Net Phones: Dialing Without Dollars
Talk may be cheap with free and low-cost Internet phones, but can you count on getting through? Learn the highlights and hazards from our test of ten Net phone services.
Steve Bass
"Hey, it's Steve," I shouted into my PC's microphone. "No, cousin Steve." I tried again. "From California." I was trying to talk to Judy in Manhattan. There was silence. And static. Then an abrupt click. We were trying to talk via a free Internet phone call--saving a few bucks but not exactly having a swell time. You've heard the hype about making cheap--even free--phone calls over the Internet, right? Well, for the price of a Net connection, you can save a bundle on phone calls by using any of more than a dozen available services. With some of these services, you can chew the fat with your buddy anywhere in the United States for as long as you want, and it won't cost you a nickel. Or spend $5--about half AT&T's weekday rate--to talk to someone at your branch office in Japan for an hour.
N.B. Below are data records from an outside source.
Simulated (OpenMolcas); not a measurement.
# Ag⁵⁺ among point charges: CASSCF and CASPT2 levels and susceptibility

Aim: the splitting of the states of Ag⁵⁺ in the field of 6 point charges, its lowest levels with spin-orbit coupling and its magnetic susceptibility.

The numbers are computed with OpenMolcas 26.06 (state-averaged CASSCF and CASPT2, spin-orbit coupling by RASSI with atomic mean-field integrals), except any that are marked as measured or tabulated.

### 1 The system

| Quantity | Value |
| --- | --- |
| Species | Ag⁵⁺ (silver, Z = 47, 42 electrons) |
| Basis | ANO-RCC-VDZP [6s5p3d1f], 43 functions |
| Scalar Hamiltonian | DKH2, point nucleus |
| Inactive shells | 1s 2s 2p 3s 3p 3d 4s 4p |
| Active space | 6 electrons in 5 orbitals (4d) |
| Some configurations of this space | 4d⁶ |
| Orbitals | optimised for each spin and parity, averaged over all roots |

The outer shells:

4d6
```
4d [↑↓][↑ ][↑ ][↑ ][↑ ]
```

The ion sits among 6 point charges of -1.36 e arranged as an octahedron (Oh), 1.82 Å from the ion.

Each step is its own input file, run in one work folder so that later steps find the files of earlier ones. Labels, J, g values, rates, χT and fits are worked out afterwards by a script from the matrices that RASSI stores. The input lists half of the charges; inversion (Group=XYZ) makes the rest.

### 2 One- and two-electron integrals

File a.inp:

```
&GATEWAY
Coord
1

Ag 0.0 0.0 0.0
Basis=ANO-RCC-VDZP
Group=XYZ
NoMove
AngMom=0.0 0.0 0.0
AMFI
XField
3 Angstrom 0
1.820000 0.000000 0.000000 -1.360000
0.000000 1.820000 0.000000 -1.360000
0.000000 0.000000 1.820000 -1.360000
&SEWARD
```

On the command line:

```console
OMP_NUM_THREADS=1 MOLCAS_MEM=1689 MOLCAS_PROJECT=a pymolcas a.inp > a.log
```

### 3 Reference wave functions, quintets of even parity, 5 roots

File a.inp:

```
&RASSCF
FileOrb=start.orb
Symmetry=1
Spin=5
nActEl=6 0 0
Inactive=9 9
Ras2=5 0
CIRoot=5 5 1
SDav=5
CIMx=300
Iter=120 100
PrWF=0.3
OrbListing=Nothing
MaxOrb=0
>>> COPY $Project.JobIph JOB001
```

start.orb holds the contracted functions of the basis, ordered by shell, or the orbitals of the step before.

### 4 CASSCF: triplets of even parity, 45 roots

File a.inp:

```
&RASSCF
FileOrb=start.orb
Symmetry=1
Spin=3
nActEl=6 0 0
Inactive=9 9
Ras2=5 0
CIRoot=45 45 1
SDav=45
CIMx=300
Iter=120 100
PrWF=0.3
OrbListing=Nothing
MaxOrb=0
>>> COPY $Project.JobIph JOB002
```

But you pay a price for free phone calls. In most cases, you have to put up with inconsistent--and sometimes very poor--sound quality. And with a few of the freebies, you can't escape glaring ads on your computer screen.
Now You're Talking
Internet phones have been around for years. I tested nine of them in 1997, and seven of those nine are no longer alive and kicking. At the time I reviewed them, the phones weren't something I'd use regularly--and they definitely weren't good enough for business calls. Several factors contributed to their downfall: Sound quality was poor, and both parties had to be online and using the same software. On top of that, you couldn't call someone who used an ordinary phone.
Now there's a new generation of services for calling over the Internet. I spent a dizzying month testing ten Internet phone services (see the features chart below), along with other enterprises such as Web-based answering services (see "Get a Virtual Secretary Online"). I also experimented with a dozen PC headsets and Net2Phone's Yap Jack, a hardware gizmo that uses the Internet to make calls without a computer. And I asked more than 1000 members of my Pasadena Users Group for feedback on the Internet phones they use.
Internet phones have come a long way in three years. You can now call your Uncle Sal, who doesn't own a PC and never will. And the sound quality has improved. Sure, sometimes you sound like you're calling on a chintzy cell phone from a closet in Lithuania--with cotton in your mouth. But when Internet phones work perfectly, which happens about a third of the time, calls on at least two Net phone services (namely, Deltathree and I-Link's TalkFree) sound almost as good as if you were on a landline. And you'll definitely save money. Using Internet phones to call numbers within the United States--and to call many overseas countries--can't get any cheaper than free.
Would I use an Internet phone for business--say, trying to close a sale with a new client? Nope, the technology is still too unreliable. But with a little planning, the right equipment, and a few tricks, Net phones are reasonably serviceable for calling friends and family around the United States and in other parts of the world.
Farewell, Ma Bell?
As Internet phone services improve, the marketplace is starting to boom. Dataquest, a research firm in San Jose, California, estimates that the telephony market, a $255 million business in 1998, will jump in value to $21 billion by 2003. Microsoft is grabbing a big piece of the pie by offering Microsoft Network Messenger users free long-distance Internet calls to numbers within the United States and Canada, using Net2Phone's technology. Nonetheless, traditional phone companies probably won't start losing customers for quite some time.
Pull back the curtains--or wires--and the technology behind Internet phone calls is easy to understand. You speak into your computer's microphone or headset; a program then digitizes your voice, divides the words into data packets, and sends them hurtling through the Internet toward the person you're calling. When the transmission arrives at the other end, a matching program or a hardware device reassembles the packets, and your friend hears your disembodied voice. If all the packets make it through okay, you sound great; if not, your buddy will hear echoes, distortion, or worse audio glitches.